The sites will include a number of different strategies, including motel renovation, safe parking sites, safe campsites, as well as some large campus sites. The meeting opened with a group of volunteer architects outlining some designs they had made for these various strategies, primarily for either “tiny houses” built into a portable trailer, or clusters of tents centered around a small courtyard with some shade.


In total, the city expects to be able to increase Sacramento’s total shelter/safe ground capacity to nearly 10 thousand individuals. Mayor Steinberg (pictured on the right) says he wants to spend $100 million on this, but the actual funding and budget specifics are not included in this item; they will be a subject for a future meeting.


This all seems fine and good on its face, but the plan is at best a half-measure, and even for a half-measure it is frequently also half-baked and significantly deficient in a number of ways. The 4 hour session included nearly 60 public comments, and setting aside the standard complaints from cranky privileged people whining about property values and how “unsafe” they feel because of the unhoused (huge eye roll) - aside from that, six prominent criticisms emerged:


1. Rich Neighborhoods don’t do their fair share.

Numerous members of the public expressed concern that, as of now, no sites have been proposed in the wealthier neighborhoods such as East Sacramento, Land Park, Pocket, and North Natomas. A significant portion of the existing new locations are targeted at downtown under the 50 freeway, and in South Sacramento. As stated by a local resident Dominic: “I don’t support this response, but the only time I’ve seen police respond to houseless people is during my time living in East Sac. Any time an unhoused person would wander into the area, a fleet of cops would roll up, as if there had just been a murder, and remove them. It is clear Sac PD has an unofficial policy to relocate houseless folks out of East Sac, and I suspect also Land Park. Looking at the proposed map, I see there are no sites in East Sac or Land Park. It is time that Sacramento’s wealthy bear their fair share of the burden of our inhuman housing disaster.”



2. Tents are not sufficient.

A significant portion of the city’s planned sites are what is known as “safe ground” sites, which amounts to essentially a standard homeless encampment, but in a location selected by the city. There are obviously some benefits to this but it flies in the face of all the big talk from Steinberg and others about “the dignity of housing” and other similar, apparently empty, rhetoric. One of the volunteer architects even said, “We can’t just plunk down 3 or 4 hundred tents on a big field,” but then proceeded to describe a design which does exactly that, except it sets the tents up in clusters of 5 or 6 instead, solving exactly zero of the weather-related problems that tents pose. On top of the obvious issues due to potentially lethal winter and summer weather, tents are by definition not a long-term housing solution and adding more of them does not address the actual issues unhoused people face; as Niki Jones, a district 5 resident, said in her comment, “Check in with people living outside about what they actually need, which I assure you is not just another tent controlled by you.

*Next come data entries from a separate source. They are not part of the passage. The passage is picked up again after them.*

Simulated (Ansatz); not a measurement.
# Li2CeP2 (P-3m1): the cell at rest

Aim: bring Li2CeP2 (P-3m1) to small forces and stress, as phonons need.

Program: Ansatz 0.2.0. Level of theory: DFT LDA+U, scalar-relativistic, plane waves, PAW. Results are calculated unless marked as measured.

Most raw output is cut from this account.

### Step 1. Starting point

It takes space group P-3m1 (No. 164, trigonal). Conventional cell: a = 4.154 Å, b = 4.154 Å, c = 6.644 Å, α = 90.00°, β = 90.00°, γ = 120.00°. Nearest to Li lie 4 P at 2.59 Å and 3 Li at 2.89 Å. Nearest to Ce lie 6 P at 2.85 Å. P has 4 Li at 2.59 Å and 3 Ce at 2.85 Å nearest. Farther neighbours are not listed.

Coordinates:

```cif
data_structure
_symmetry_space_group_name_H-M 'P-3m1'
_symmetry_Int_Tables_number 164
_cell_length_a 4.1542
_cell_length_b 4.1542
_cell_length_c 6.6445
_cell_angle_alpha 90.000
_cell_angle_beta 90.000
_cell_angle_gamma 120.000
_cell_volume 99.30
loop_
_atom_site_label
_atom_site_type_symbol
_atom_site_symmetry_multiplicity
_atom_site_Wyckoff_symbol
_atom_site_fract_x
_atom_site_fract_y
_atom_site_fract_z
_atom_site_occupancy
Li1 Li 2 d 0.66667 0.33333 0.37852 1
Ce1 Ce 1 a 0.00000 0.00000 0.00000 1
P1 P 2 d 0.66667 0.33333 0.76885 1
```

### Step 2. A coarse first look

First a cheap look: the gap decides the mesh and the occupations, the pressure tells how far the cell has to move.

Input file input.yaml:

3. Plan says nothing at all about addressing systemic racism.

Many people brought up the fact that somehow, in the year 2021, a city council managed to bring forward a proposal to assist the unhoused that makes zero mention of how it will address systemic racism. Joe Smith from Loaves and Fishes put it very succinctly: “The community plan presented by advocates asked that any plan put forward by the city address systemic racism. No equity statement or actions to address systematic racism can be found in the plan as presented.” It is clear that the community demands a plan which ensures not only equitable treatment but in fact goes further in addressing how systemic racism fuels our housing crisis. In particular, a number of commenters suggested that an independent ombudsman be appointed to monitor the implementation of this plan and hold the city accountable.

4. Temporary shelters are a band-aid; we need more affordable housing.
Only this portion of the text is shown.